Recursion (in Java)

Use recursive procedures for recursively-defined data structures.

–Kernighan and Plauger, in The Elements of Programming Style

Overview
Fibonacci Numbers
Flipping Strings Backwards
Calculating Powers
Generalized Pattern
Fractals
Conclusions

Overview

Concept

In mathematics and computer science, recursion is a function or procedure that is defined in terms of itself.

Recursive humor

A few recursive insider jokes might help get a sense for what it is.

The Linux operating system was originally named GNU, where GNU is a recursive acronym that stands for GNU’s Not Unix.
A programmer’s joke: “To understand recursion, you must first understand recursion.”
“Wanna hear a joke about recursion?”
“Wanna hear a joke about recursion?”

Fibonacci Numbers

A sequence

A classic example of a recursive algorithm is the calculation of the Fibonacci Sequence, a mathematical formula known to mathematicians since at least the 4th century B.C in India.

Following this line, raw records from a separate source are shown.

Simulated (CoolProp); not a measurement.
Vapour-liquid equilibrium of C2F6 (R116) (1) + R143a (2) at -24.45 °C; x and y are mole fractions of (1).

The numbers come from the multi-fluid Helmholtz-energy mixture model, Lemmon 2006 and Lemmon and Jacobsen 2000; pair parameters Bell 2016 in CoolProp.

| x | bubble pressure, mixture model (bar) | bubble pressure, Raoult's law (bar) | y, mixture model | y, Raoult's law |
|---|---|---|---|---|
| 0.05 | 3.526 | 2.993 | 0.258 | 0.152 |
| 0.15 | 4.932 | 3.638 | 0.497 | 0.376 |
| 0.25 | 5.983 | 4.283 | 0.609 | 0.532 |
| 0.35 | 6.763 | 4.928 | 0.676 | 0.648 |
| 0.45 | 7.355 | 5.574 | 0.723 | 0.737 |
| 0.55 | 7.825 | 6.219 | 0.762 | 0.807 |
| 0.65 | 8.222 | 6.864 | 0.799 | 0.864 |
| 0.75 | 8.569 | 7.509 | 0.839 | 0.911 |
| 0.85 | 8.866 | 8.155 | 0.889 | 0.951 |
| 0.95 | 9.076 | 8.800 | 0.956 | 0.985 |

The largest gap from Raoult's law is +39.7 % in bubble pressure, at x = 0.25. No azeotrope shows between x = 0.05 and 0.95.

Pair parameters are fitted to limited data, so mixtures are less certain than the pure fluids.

The first two numbers in the sequence are 0 and 1.
Every subsequent number in the sequence is the sum of the previous two.
e.g. 0, 1, 1, 2, 3, 5, 8, 13, 21, 34, 55, etc.
this is a recursive algorithm because to find the nth number in the sequence, you must determine the n-1 and n-2 numbers in the sequence.
mathematically, this formula could be: F(n) = F(n − 1) + F(n − 2)

In code

In Java, a recursive formula could be written to calculate the Fibonacci number at any nth position in the sequence.

public static int fibonacci(int n) {
  if (n == 1) return 0;
  if (n == 2) return 1;

  return fibonacci(n - 1) + fibonacci(n - 2);
}

Try it!

Call stack

The following diagram illustrates the changes to the call stack over time as our algorithm calculates the Fibonacci number at position 5 in the sequence.

Click to view larger
Notice that the fibonacci() method is called 9 times: once from main() and 8 additional recursive calls.

Flipping Strings Backwards

Another example

Let’s take a simpler example of a recursive algorithm for a function used to flip a string backwards.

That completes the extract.